Football Outsiders released their team DVOA rankings yesterday and as expected your Pittsburgh Steelers are about where you would expect. The offense and defense are more than solid and the special teams are bottom of the barrel. There is a detailed explanation of how these numbers/rankings are derived after the jump.
*Remember when looking at these that 0 is considered league average*
Offense: 6th (12.6%)
Pass Offense: 7th (28.6%)
Run Offense: 11 (-0.3%)
Defense: 2nd (-23.8%)
Pass Defense: 4th (20.0%)
Rush Defense: 2nd (29.4%)
Special Teams: 16th (-3.6%)
Weighted ST: 27th (-4.2%) - this stats values recent games heavier than games earlier in the season
**The special teams rank is actually helped out by ranking first the league in FG/XP. They rank 31st in kickoffs (based on net yardage), slightly below average in punts (also based on net average), slightly above average on kickoff returns and dead last in punt returns (both based solely on return yardage).

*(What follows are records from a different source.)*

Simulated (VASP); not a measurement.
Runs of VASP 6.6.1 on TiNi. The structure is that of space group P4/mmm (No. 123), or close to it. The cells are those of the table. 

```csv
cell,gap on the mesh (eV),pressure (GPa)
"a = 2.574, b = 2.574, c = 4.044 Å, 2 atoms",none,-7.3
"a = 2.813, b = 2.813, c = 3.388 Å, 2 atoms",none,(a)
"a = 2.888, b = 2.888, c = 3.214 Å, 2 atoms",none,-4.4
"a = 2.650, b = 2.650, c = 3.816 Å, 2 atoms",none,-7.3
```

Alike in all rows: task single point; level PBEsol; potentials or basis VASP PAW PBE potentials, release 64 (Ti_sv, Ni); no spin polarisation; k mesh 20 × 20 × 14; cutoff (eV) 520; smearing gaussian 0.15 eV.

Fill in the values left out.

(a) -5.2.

Overall Odds of Making the Playoffs: 97.8%
Wild Card: 2.8%
Offense: 21st (-4.8%)
Passing: 17th (1.3%)
Rushing: 21st (-12.0%)
Defense: 32nd (26.9%)
Passing: 32nd (41.9%)
Rushing: 31st (15.5%)
Special Teams: 6th (6.2%) - 2nd in KO returns
Player rankings haven't been updated yet but last week they were posted on Thursday, so hopefully tomorrow we'll get some individual rankings.
More explanation of these rankings after the jump.
Okay now for some time spent trying to make sense of these numbers, if you went to the FO website you'll see I left out a ton of their data and instead just focused on DVOA rankings. I did that because it is the most complete ranking that they have and because it was the easiest to understand/explain. DVOA defined is "Defense-adjusted Value Over Average," meaning they `break down every single play in the NFL season to see how much success offensive players achieved in each specific situation compared to league average in that situation and the rating is adjusted for the strength of the opponent.'
They further clarify by explaining that they don't watch every single play but rather break down the play by play of each game. This of course has its flaws but nearly every stat computation will and I'll explain more about this later. FO has a formula that they've developed to determine a successful play from an unsuccessful play. Here is part of that formula: a first down play is successful if it gains 45% of the yards needed, a second down play is successful is expected to gain 60% of the yards needed, and a third or fourth down play is expected to convert to a first down. In theory this formula makes sense by saying that three yards isn't always equal (ie gaining 3 yards on 3rd and 2 is more valuable than 3 yards on 3rd and 6). Extra points are awarded for plays over 10 yards, 20 yards and 40 yards as well as extra points (20% more) for red zone yards and bonuses for touchdowns. As expected the opposite of those expectations gives you ratings for defense. They also include variables such as down and distance, field location, time remaining in a game, and current scoring lead or deficit.
Ok with that being said here are the flaws I see with the ratings. Breaking down a play by play doesn't allow the person doing the calculation to consider the formations of the offense or defense. This is important considering it is harder to pick up 6 yards on a 2nd and 10; if the defense has 9 guys in the box (think the Denver game). It also doesn't consider missed tackles which could help a players ranking and potentially hurt a defensive and/or offensive line ranking. Think back to the Baltimore game when Ben broke out of the Trevor Price sack and threw a touchdown, the offensive line (by play by play standards) got a `successful play grade' on that play even though they didn't deserve one. The same idea can be translated into a back breaking a tackle in the backfield. There are tons of scenarios like these that influence these rankings such as dropped passes (hurts the QB ranking but not the WR) and passes tipped at the line of scrimmage. Another flaw to consider is the subjective idea of a successful vs. unsuccessful play. Is a draw play on a third and 20 that gains 10 yards and gets a team into field goal range really a unsuccessful play?
Even with the flaws though, you have to remember that the flaws exist for every player and every team and the rankings are adjusted based on the strength of the opposing offense or defense (meaning gaining yards on the ground is expected to be more difficult against #1 ranked BAL than #32 ranked OAK). Hopefully this explanation clears up some of the clouds around these complex numbers. If anyone is interested check out the Football Outsiders website because they have a much more detailed explanation that I'm sure would clear up any questions as long as you can make it through the ten pages or so.